What is the differenace ?
D-Man
dsh8290 at rit.edu
Thu Nov 16 11:42:22 EST 2000
If you are familiar with C++ or Java :
class A
{
static int i = 1 ;
int j ;
A( )
{
this.j = 2 ;
}
}
Egbert was correct in his explanation, but I want to clarify it a little. The variable 'i' only has 1 copy for all instances of the class. Although references and objects being the way they are in python it doesn't work quite the way the example C++/Java code works. If you're not familiar with C++/Java, the 'static' keyword means that there is only 1 variable named 'i' that all instances of class A share. In C++/Java you can perform any operations on 'i' that you would do on any int and it remains shared. This is because C++ allocates 1 block of memory and you are modifying the memory as you please. (I'm not sure what the Java implementation does, but I believe it has the same semantics).

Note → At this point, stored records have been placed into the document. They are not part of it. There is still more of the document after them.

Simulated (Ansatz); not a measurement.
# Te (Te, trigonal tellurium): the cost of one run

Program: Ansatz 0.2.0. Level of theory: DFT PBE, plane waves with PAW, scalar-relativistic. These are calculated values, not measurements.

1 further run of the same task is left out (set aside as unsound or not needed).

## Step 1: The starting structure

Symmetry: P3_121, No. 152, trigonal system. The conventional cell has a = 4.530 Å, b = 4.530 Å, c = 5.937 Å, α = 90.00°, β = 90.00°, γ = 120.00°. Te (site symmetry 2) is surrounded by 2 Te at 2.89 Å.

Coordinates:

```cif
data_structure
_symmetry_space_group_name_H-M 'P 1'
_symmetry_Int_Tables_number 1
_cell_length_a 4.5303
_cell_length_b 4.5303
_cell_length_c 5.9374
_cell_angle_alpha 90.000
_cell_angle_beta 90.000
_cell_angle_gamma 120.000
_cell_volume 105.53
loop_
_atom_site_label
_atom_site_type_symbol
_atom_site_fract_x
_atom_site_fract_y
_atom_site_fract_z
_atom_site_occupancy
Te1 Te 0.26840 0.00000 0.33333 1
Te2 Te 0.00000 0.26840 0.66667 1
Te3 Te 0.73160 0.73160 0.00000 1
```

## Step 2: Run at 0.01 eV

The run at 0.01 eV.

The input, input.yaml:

Here's a sample of my test in the interpreter:
>>> class A :
.. i = 1
.. def __init__( self ) :
.. self.j = 2
..
>>> a = A()
>>> b = A()
>>> a.i
1
>>> b.i
1
>>> b.i = 3
>>> b.i
3
>>> a.i
1
since 'i' is a reference to the object 1, the assignment doesn't work like the C++/Java would have you expect
>>> class A :
.. i = [1]
.. def __init__( self ) :
.. self.j = 2
..
>>> a = A()
>>> b = A()
>>> a.i
[1]
>>> b.i
[1]
>>> b.i[0] = 2
>>> b.i
[2]
>>> a.i
[2]
because the reference hasn't change, only the list contents, it works the way the C++/Java code would (think of the list as a pointer here)
>>> b.i = [4]
>>> a.i
[2]
once again, the assignment changes the reference of only 1 of the i's
>>> dir ( A )
['__doc__', '__init__', '__module__', 'i']
>>> A.i
[2]
>>>
To get 'i' to behave like a static variable you need it to be a reference to a reference to the data. That way i will never change, only the reference it refers too, preserving the sharing. Would anybody like to contribute a more elegant way that using a list as a "pointer" ?
-D
On Thu, 16 Nov 2000 03:24:32 Przemysław G. Gawroński wrote:
| Lets say we have a class like this one:
|
| class A:
| i = 1
| def __init__ (self):
| self.j = 2
|
| When I create an object of such class (lets say v), calling dir( v ) I
| get:
|
| ['j']
|
| but I can also access the variable i what is the difference between them
| ( i and j ) and why the variable i isn't listed ???